Releases by yum-yum
Yum-Yum was the short-lived project of Chris Holmes, a Chicago-based multi-instrumentalist who experimented in a variety of musical genres without ever settling for or excelling in any of them. Prior to forming Yum-Yum, of which he was the only constant member, Holmes had been the main songwriter for Sabalon Glitz, a second-string entry in the Chicago post-rock scene with a clear fascination for '70s Krautrock and the old TV series Doctor Who. Yum-Yum was entirely different; apparently inspired by chamber pop revivalists like Cardinal or the High Llamas, Holmes affected the look of a rather pretentious graduate student in English and began writing songs heavily indebted to the Beach Boys, Nick Drake, and Belle & Sebastian, without the tune-making ability of the first two, but with all the irritating preciousness of the last. He played live with a string section and a French horn player.

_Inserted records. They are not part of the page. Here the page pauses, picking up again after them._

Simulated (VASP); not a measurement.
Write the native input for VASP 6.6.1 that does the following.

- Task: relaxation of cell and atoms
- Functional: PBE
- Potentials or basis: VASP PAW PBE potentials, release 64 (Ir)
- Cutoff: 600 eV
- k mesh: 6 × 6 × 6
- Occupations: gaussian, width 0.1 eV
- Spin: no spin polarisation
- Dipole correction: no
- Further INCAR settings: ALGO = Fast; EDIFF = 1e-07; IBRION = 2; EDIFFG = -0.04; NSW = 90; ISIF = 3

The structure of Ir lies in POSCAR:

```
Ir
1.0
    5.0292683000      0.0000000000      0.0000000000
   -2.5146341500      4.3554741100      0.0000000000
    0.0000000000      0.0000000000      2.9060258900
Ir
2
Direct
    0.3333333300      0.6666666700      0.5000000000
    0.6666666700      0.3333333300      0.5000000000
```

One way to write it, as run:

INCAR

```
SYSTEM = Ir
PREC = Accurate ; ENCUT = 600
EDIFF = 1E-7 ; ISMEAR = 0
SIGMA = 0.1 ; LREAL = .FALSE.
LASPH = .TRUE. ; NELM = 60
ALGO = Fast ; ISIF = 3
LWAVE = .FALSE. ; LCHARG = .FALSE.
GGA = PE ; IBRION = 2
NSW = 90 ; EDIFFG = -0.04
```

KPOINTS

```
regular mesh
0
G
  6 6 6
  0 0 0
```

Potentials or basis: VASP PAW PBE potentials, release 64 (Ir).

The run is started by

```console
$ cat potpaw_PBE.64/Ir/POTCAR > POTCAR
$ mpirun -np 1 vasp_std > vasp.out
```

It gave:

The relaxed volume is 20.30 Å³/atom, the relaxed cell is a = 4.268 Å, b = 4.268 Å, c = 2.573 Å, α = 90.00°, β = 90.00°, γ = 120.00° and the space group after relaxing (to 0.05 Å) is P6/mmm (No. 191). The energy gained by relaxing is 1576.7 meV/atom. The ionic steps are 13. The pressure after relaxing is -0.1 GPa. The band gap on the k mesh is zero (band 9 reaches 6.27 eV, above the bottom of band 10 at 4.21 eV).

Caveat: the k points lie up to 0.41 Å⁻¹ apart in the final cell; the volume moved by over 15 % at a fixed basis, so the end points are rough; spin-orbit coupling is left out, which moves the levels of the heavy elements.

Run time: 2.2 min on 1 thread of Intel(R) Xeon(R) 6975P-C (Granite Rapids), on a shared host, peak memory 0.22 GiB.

Yum-Yum was signed by Atlantic's short-lived Tag Records imprint in late 1995. The Yum-Yum album, 1996's Dan Loves Patti, was recorded with Chicago mainstay David Trumfio (the Pulsars) at the controls, and was the object of an enormous promotional blitz upon its spring 1996 release. Fewer than 10,000 copies sold; Holmes was dropped by Atlantic and Yum-Yum dissolved. Holmes then jumped on the techno bandwagon, forming the electronica act Ashtar Command. Normally, the story would have ended right there, but in March 1998, Holmes' childhood friend and former roommate Thomas Frank wrote a ten-page article about Yum-Yum for Harper's Magazine, in which Holmes claimed that Yum-Yum was meant as both an ironic joke and a deliberate attempt to create a subtly mocking commercial powerhouse. (This would be a misguided attempt if true; chamber pop never did fly off the shelves.) Now, if Holmes had created a tricky, discursive parody of the Backstreet Boys.... This after-the-fact revisionism didn't catch on, as many other folks related to the project disputed the idea that Holmes was anything but sincere in his wish to make the big time, but the fact remains that Yum-Yum, no matter what the intention, was never destined to be anything more than a pleasant footnote to a quickly forgotten subgenre of mid-'90s indie pop.